433. The Recreations Related to Goodwill Are Lunches, Dinners, and Parties
As we all know, social lunches and dinners are customary everywhere. They are planned for various reasons. For many people they serve to build friendship or promote family togetherness; they serve for enjoyment, for fundraising, and for showing gratitude. They are also a corrupting influence used for persuading people to join some faction. Those in power use them to build their own reputations. Courts of monarchs use them to put on a magnificent display.
The only lunches and dinners that relate to goodwill, however, are those that involve people who love each other because they share a common faith. In early times, Christians used to have social lunches and dinners for exactly this purpose. Called feasts, they were instituted to lift and unite Christians' hearts and spirits. The dinners they held stood for the associations and connections people formed when the church was first being established, because the evening when the dinners would occur has that meaning. The lunches they held, however, stood for people coming together in the second phase of the church's establishment, because that is what morning and daytime mean.
While they were at the table, they would have conversations on various subjects - both domestic and civic issues. In particular, they would discuss topics related to the church. Because the events were feasts of goodwill, the conversations would entail goodwill and its forms of joy and happiness. The spiritual atmosphere that prevailed during these feasts was an atmosphere of love for the Lord and for their neighbor. This atmosphere would lift their individual minds, soften their tones of voice, and allow a celebratory feeling from deep in their hearts to fill their senses.

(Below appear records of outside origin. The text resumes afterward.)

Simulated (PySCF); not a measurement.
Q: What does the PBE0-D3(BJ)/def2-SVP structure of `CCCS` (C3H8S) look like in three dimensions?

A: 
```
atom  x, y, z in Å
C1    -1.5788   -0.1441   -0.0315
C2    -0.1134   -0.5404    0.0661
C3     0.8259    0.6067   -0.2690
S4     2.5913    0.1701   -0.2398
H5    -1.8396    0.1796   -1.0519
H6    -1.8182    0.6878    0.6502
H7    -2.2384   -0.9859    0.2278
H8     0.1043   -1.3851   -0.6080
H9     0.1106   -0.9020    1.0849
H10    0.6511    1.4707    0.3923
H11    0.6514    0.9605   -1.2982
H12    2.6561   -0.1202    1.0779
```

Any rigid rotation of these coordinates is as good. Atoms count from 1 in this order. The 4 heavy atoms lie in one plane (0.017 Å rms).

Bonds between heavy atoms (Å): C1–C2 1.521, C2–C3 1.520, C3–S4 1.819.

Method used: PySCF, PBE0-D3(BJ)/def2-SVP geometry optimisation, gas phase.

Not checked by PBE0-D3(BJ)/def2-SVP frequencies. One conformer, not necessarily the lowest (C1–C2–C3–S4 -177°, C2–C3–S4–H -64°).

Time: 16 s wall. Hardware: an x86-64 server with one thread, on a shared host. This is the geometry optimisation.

We all have a spiritual atmosphere that emanates from the feelings derived from our love, and from the thinking prompted by those feelings. This atmosphere deeply affects other people, especially during feasts. It emanates from people's faces and their breathing.
The fact that lunches and dinners, or feasts, stood for such meetings of the mind is the reason they are named so many times in the Word. In the spiritual meaning this is exactly what these meals stood for. In the supreme sense this is what the Passover dinner among the children of Israel stood for; the same is true of the banquets during other Jewish festivals, as well as the meals from the sacrifices next to the tabernacle. In those instances, the bond between people was represented by breaking bread and sharing it, and by drinking from the same cup, which people passed around among them.